Hiding the message with bar charts
Sep 15, 2005
Since the purpose of data visualization is to reveal insights, a chart that hides its message is bad; the reader can recognize a bad chart within seconds.
Sometimes, good advice can be taken to extremes. Here is an example from the Wall Street Journal (on the left):
While the caption informs us that sales of Civic cars have declined since 1998, this message is buried in tall and thick bars that are similar in height, the downward trend not at all obvious. Possibly, the designer is taking advice seriously; I'm sure a guru or two has written about it, that honest chartists start the vertical axis at 0 so as not to exaggerate small differences. This tip is somewhere in one of these seminal books, by Tufte or by Wainer.
However, for this chart, the difference is the message, and starting the axis at 0 serves to hide this message. The junkchart version fixes the vertical scale and instead uses a line chart. The downward slope is now clear but we also observe that sales have fluctuated over the years. Prof. Gelman, a sometime visitor here, also has also suggested that line charts are often more effective than bar charts.
Reference: "Honda, in a Funk, Tries to Revive the Civic's Virtues", Wall Street Journal, Sept 9, 2005.
I would keep the zero line. But I think the key is to add information. I'd take the x-axis back to 1975 (or whenever it was that the Civic was introduced) and I'd put in a few more lines for other cars (maybe other Hondas, maybe other small cars like Subarus; I dunno, I'm not the automotive reporter).
Making a trend out of only 5 years seems to me to be short-term thinking; I'd expect the Wall Street Journal to know better.
P.S. "How to Lie With Statistics" (by Huff, from the 1950s) has the start-at-zero rule. Tufte or Cleveland or somebody else actually made a point of saying you don't have to start at 0. But in this particular example I actually would.
Posted by: Andrew Gelman | Sep 15, 2005 at 08:58 PM
The writer seems to be trying to make two points:
1. That sales have declined since 1998.
2. That there was a peak in 1998.
The graph only addresses point 1. I'd go with the line chart with the zero line but with data from several years before 1998 added in.
Posted by: Tom Fanshawe | Sep 16, 2005 at 06:49 AM
Both Andrew and Tom suggest adding data before 1998 to help set the context. Both Andrew and Tom think that the zero line should be shown.
As it happens, I have a graphic that looks at both these ideas, inspired by a global-warming skeptic's observation that temperatures have been decreasing since 1998 (the same year as in the Honda graphic). The supporting evidence for this (true) claim could be something like the upper left panel of the graphic here.
The graphic shows global annual mean temperature in four ways: the two left-hand panels show the data from 1998-2004 while the right-hand panels add data from 1856 onward. The top two panels show the range of the data; the bottom two show the zero line. In each panel I have highlighted the 1998 data point in red.
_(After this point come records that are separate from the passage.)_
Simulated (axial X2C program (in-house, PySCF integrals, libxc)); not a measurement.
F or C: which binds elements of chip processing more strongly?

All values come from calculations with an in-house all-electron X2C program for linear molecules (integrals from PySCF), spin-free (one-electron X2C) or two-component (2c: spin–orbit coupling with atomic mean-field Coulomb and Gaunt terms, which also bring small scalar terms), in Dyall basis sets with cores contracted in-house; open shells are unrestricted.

I would have said that of these four presentations the best "context" to evaluate the claim would be the upper right panel, which adds data but omits the zero line.
Posted by: Robert | Sep 17, 2005 at 12:47 AM
Robert, you saved me the effort to do the plots! The start-at-0, in my view, should be applied with discretion. In this case, I'd prefer to highlight the annual changes, which would be squeezed if the axis starts at 0.
The other point about identifying 1988 as the peak is well taken.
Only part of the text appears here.